Investing in Central Europe

After its relaunch in the mid-90's, the International Chamber of Commerce (ICC) has emerged as arguably one of the most ambitious and influential global business lobby groups, enjoying privileged access to the most powerful international institutions and decision-making fora. The 33rd World Congress in Budapest enabled the ICC to promote its agenda to the many Central European (CE) political leaders who participated in the corporate event. The Congress slogan - 'The New Europe in the World Economy' - and the choice of Budapest for the venue, reflected the business community's support and eagerness for dramatic restructuring of Central European economies and social structures.

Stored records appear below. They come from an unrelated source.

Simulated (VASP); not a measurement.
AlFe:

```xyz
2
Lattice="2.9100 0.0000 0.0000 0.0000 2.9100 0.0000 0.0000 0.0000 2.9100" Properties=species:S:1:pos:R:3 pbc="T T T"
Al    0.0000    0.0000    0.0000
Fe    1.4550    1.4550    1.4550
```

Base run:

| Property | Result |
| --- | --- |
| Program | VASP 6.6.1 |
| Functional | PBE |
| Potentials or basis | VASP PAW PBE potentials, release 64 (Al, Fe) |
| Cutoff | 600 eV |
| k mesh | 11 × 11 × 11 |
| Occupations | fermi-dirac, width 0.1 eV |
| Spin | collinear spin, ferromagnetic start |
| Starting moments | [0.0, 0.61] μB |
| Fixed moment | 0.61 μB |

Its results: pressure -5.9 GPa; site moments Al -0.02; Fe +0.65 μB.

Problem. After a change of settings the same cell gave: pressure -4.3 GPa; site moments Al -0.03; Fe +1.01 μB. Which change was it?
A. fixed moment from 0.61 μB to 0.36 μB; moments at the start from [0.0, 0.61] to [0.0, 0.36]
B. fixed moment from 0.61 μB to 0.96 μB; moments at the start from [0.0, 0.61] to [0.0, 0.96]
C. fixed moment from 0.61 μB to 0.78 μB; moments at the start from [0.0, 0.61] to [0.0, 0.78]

Many CE countries are forced to implement sweeping restructuring programmes in order to comply with strict criteria for membership into the European Union- in many ways akin to the infamous Structural Adjustment Programmes of the International Monetary Fund (IMF). Although industry to date, has been generally pleased with the pace of restructuring in the East, Western European industrialists who dominated the Congress, urged the CE leaders to continue transforming their economies and societies along the prescribed neoliberal formula. Speakers portrayed the EU's eastward enlargement as an irreversible process while openly referring to the "tempting access" to new markets the process offers corporations from the West.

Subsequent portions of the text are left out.